Extraordinarily Ordinary

Something really cool happened yesterday in the most ordinary way.  Friday mornings are our 4th and 5th grade choir rehearsals and I currently have 54 energetic students who are willing to show up an hour before school starts once a week to sing together.  Unfortunately for them, I do not play piano well, so I tend to use recordings as accompaniment.  They are usually great arrangements, but are obviously inflexible so I have to go with the tempo of the recording rather than interpreting on my own.  However, at our last concert, one of the parents at my school approached me and said he would love to accompany for us if I was interested, so I said yes.

So yesterday, he came to our rehearsal to help us get ready for our concert which is a little over a week away.  One of the pieces we’re doing is an Italian aria/chorus from one of the operas we’ve studied in 5th grade but the students had never sung it with the accompaniment before.  When the piano began with the downbeat from my student teacher, I watched my students’ faces as they heard themselves accompanied for the first time. At a particularly dramatic point in the music as the piano played a couple of loud, dramatic chords, my students grinned and their energy matched that of the accompaniment.  I found myself smiling with them, so happy that they were having this experience.  When the piece ended, the students broke out in spontaneous applause.  It wasn’t perfect, and we went back and worked on a few things, but all in all, a challenge and a success.

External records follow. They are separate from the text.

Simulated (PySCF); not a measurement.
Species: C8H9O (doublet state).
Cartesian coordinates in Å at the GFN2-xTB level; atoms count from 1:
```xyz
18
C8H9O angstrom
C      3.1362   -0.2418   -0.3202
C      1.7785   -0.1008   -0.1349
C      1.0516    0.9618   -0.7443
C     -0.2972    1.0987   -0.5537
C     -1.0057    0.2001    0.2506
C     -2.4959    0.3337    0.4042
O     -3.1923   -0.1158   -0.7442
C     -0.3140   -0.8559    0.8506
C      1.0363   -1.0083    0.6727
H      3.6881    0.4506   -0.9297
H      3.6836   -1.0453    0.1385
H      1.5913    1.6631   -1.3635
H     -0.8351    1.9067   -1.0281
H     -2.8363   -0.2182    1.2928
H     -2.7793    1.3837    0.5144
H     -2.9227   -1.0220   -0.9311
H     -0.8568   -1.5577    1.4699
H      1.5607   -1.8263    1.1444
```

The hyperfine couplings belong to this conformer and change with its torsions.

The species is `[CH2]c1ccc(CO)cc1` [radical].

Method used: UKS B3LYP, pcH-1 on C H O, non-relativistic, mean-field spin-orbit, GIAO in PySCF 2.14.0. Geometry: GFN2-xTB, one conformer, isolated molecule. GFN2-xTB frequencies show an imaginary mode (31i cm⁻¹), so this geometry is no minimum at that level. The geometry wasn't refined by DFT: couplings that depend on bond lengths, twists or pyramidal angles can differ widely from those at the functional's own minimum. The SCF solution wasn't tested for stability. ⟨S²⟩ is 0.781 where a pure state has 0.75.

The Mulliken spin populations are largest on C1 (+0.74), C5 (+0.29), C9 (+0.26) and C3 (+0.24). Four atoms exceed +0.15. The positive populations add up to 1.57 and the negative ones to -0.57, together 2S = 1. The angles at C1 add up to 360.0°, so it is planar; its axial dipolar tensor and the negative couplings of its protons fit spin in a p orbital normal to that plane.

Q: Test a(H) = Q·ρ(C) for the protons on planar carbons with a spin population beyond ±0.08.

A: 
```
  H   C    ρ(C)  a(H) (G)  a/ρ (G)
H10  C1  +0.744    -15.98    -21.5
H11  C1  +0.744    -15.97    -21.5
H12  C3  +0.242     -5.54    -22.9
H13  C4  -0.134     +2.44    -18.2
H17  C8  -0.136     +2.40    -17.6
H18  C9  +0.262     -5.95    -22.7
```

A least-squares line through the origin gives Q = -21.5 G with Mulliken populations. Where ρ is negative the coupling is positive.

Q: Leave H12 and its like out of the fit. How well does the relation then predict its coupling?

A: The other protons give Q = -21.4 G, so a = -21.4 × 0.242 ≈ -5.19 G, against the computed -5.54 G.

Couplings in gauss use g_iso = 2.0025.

So, why so extraordinarily ordinary? Well, the parent accompanist just happens to be a Steinway Artist and the Director of the School of Music at the University of Nebraska.  I happen to teach his children and he came to the concert because he son plays in the 5th grade band.  He is a busy man, just finishing up his first year at the University and it would never have occurred to me to ask him to accompany a bunch of 10 and 11 year old students.  However, he didn’t hesitate to ask if I would mind if he did.  So, if you could imagine the musical diversity in the room yesterday morning; a PhD Steinway artist working with my student teacher accompanying a bunch of kids preparing for an elementary concert.  All working towards the same goals, all doing their best at whatever level they had attained so far, all of us taking turns at making mistakes – and I mean ALL of us.  (I won’t embarrass my guest by telling you what they were : ). All of us, making music together.

As music educators, when we say Music Making by All, so many times we talk about diversity in terms of things like culture and race, but there is also diversity in experience and age and none of it matters with music.  Making music is making music, no matter your background or level of expertise and everyone is working towards the common goal of creating something beautiful and exciting, something that is never the same way twice; art created in the moment.  Musicians at all levels, encouraging and applauding each other.  It is really an example for all in terms of how to work collaboratively with everyone working towards a common goal.  Pretty awe inspiring actually.

I have to admit, that it was so ordinary, that the extraordinary didn’t hit me until later.  Maybe I’m wrong, but I don’t always see this kind of collaboration in other academic areas outside of the arts, the kind of opportunity where kids and adults work together on a creative project, all of us responsible for doing our jobs, and where not only are adults leading but actually participating in the music making with the students.

So, in about a week and a half, we get to share our collaboration with an audience.  My hope is that they will begin to see and understand that music is something that transcends all areas of diversity and is truly FOR ALL.